At least seven children and two adults were also stabbed to death in a village kindergarten on May 12 in Nanzheng of Shaanxi province. The 48-year-old local farmer behind the attack injured another 11 children in the attack.
In another case, a 47-year-old man used a cleaver to attack 29 children and three teachers in a kindergarten in Taixing, in eastern Jiangsu province.
Yu provided profiles of the suspects in the attacks. They were male, between 40 and 50 years old, had bad tempers and were extremist, eccentric, asocial and stubborn.
"In these campus violence cases, most of the victims were junior students who were weak in self-defense. Most of the attacks occurred when students were entering or leaving campus, or when campus security personnel were changing their shifts," he says.
The ministry has required all schools to prevent illegal personnel from entering the schools, and by enhancing their security facilities and reinforcing guards. "We had five important videos or telephone meetings on campus security and issued six notices, of which four were urgent notices, in last year," he says.
The ministry also organized month-long training programs in June and July last year on campus security for 483,000 educators nationwide.
These included county- and district-level officials in education departments, headmasters in primary schools and middle schools, and teachers in training institutions.
A total of 18,000 teachers also received security management training between November and December last year, the MOE said.

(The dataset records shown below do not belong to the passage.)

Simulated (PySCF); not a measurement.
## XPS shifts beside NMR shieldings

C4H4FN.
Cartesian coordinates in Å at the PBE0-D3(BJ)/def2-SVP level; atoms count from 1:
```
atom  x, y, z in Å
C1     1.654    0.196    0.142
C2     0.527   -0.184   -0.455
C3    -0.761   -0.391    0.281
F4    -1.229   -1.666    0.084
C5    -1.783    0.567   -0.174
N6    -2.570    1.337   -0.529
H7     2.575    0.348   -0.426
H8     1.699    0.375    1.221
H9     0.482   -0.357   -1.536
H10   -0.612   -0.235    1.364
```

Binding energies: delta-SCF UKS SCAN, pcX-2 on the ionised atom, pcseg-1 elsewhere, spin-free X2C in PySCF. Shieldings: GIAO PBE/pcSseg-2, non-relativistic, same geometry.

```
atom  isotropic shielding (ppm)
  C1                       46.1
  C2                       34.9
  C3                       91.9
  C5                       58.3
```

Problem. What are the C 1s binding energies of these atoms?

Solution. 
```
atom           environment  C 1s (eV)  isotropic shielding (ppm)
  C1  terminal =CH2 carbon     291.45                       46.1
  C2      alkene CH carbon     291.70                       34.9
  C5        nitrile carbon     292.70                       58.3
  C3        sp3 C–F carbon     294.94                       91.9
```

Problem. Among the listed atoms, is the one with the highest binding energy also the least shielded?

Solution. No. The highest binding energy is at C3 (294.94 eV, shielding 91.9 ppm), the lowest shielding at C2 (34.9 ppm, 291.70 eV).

"Education and training for schoolchildren are also important," Yu says.
Natural disasters like earthquake or landslides also posed significant danger to Chinese schoolchildren in recent years. To help deal with these challenges, the ministry launched a pre-warning mechanism to alert schools to these dangers, he says.
The number of students who died or were injured in drowning, traffic or school building collapse mishaps dropped in 2010, Yu says.
"The improvements on campus security management are obvious, but loopholes regarding regional unbalances still exist," he says. "Schools and kindergartens in rural areas face more potential safety problems than those in urban areas."
For example, the height of outer walls in rural schools is low and most of them have no security monitoring facilities, he says.
"Some schools have no security management mechanisms because of poor funds. Changing the security environment nearby campuses is a long-term process," he says.
The MOE has also worked with other ministries and shared resources with the United Nations International Children's Emergency Fund to help fight the problem.
"Campus security should not only be the responsibility of education departments. More social support is necessary," says Xiong Bingqi, deputy director of the Beijing-based 21st Century Education Research Institute.
He says government investment in campus security is far from enough and school vehicles should be included in the budgets of local governments' compulsory education funds.
"Some kindergartens and schools are already burdened with tight budgets for teachers, let alone the extra payment for hiring professional security," he says.